There are a lot of similarities between "Man of La Mancha," which is more than 25 years old, and the current global blockbuster, "Les Miserables."
Both focus on larger-than-life men who demonstrate immense compassion for the downtrodden and faith in the good of mankind - Don Quixote in the former and Jean Valjean in the latter.Both productions also are told against a rather depressing background - the hellish prison of "La Mancha" and the revolution-torn streets and sewers of Paris in "Les Miserables."
And both shows have been written to be produced on a grand, epic scale.
Whereas "Les Mis" was derived from Victor Hugo's epic novel, "La Mancha" is more biographical in nature. The musical was based on the life and times of Miguel de Cervantes, whose classic "Don Quixote" paralleled the misfortunes and philosophies of his own life.
WSU, for its annual spring musical production, brings "Man of La Mancha" to its huge Austad Auditorium stage with an impressive cast, exceptional production values and some stunning effects.
The leading roles of Quixote/Cervantes and Aldonza/
Dulcinea are played by guest artists Randolph Messing of New York and Kristin Hurst Hyde, Salt Lake City, a former WSU student. The brilliant baritone and sensational soprano are key elements to the successful staging of this dramatic musical.
The WSU performing arts students who round out the large cast are in top form, too, especially Dustin R. Brown as Sancho Panza, Cervantes' servant; Rock White as the governor/innkeeper; Ryan Lee Kemp as the Padre; and Gregory Duffin as Carrasco/Duke.
Director L.L. West has mounted a tightly paced production (although it still runs nearly two hours without an intermission), with good support from his artistic and technical staff.
Brian Jones' scenery is spectacular.
The massive setting is dark and foreboding, a prison that is as dreary and frightening as purgatory itself. Traditionally, in other productions of "La Mancha," a giant staircase is used to bring characters in and out of the prison depicted in the one-set show. Instead, West and Jones have created black, 28-foot high doors which dramatically separate the weak and oppressed from the strong and powerful. When the doors slide open (to an ominous, loud rumbling sound), the shaft of brilliant light piercing the darkness in the prison further punctuates the night-and-day differences between those who are free and those who are not.

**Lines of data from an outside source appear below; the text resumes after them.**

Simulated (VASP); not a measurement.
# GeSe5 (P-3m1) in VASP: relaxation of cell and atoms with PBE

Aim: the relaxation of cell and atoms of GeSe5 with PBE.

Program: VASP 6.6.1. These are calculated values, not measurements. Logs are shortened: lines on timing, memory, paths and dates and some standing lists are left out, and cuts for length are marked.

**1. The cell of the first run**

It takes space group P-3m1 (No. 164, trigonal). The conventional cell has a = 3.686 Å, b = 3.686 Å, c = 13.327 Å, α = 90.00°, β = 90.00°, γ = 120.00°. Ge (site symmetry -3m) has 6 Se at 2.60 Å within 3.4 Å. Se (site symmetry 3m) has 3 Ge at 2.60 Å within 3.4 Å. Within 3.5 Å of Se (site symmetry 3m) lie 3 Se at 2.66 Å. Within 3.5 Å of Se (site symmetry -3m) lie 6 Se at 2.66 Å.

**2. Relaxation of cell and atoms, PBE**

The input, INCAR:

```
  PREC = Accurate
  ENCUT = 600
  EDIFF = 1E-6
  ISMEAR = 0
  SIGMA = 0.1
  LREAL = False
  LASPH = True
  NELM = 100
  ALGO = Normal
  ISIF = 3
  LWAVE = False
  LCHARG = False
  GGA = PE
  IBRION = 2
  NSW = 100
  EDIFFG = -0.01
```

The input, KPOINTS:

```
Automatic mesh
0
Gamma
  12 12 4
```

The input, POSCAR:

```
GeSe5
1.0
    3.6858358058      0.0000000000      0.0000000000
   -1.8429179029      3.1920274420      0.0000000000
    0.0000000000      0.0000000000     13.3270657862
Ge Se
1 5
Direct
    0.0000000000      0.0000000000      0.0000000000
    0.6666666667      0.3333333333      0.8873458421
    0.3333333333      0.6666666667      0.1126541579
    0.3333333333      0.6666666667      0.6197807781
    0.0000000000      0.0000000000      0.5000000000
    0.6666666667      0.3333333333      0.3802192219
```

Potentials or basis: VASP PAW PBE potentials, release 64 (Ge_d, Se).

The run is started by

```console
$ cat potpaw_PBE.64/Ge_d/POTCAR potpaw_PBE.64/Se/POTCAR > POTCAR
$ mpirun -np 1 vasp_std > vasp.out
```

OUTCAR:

Catherine Zublin's realistic costumes and Susan Seifert's dramatic lighting further enhance Jones' setting.
Musical director R.L. Wooden's 16-piece ensemble was in fine form, too. It appeared to be a mix of student and professional musicians.
- THE ONE COMPLAINT I have with this show, however, is a situation that I except could be quickly remedied. The harsh, bright light over Wooden's podium needs to be shaded more. It was very distracting, at least from where I sat, about two-thirds of the way down on the main floor. The stage setting itself is dark and eerie, making the conductor's light even more intrusive.
- AND ONE MORE THING: I have certainly learned my lesson about attending performances on "preveiw nights." Because "Man of La Mancha" has a short run, I felt it should be reviewed as soon as possible, so I attended a performance that had an audience comprised mainly of families and friends. It was open-seating and, unfortunately, the usual "no babes-in-arms" guideline also was apparently not in effect.
I discovered, unfortunately, that it's not easy paying rapt attention to what's happing on stage when an inquisitive youngster is constantly chattering directly behind you.
While this particular situation was a little disconcerting - "Man of La Mancha' itself was, by and large, a grand production showcasing some outstanding talent. It's certainly worth a drive to Ogden.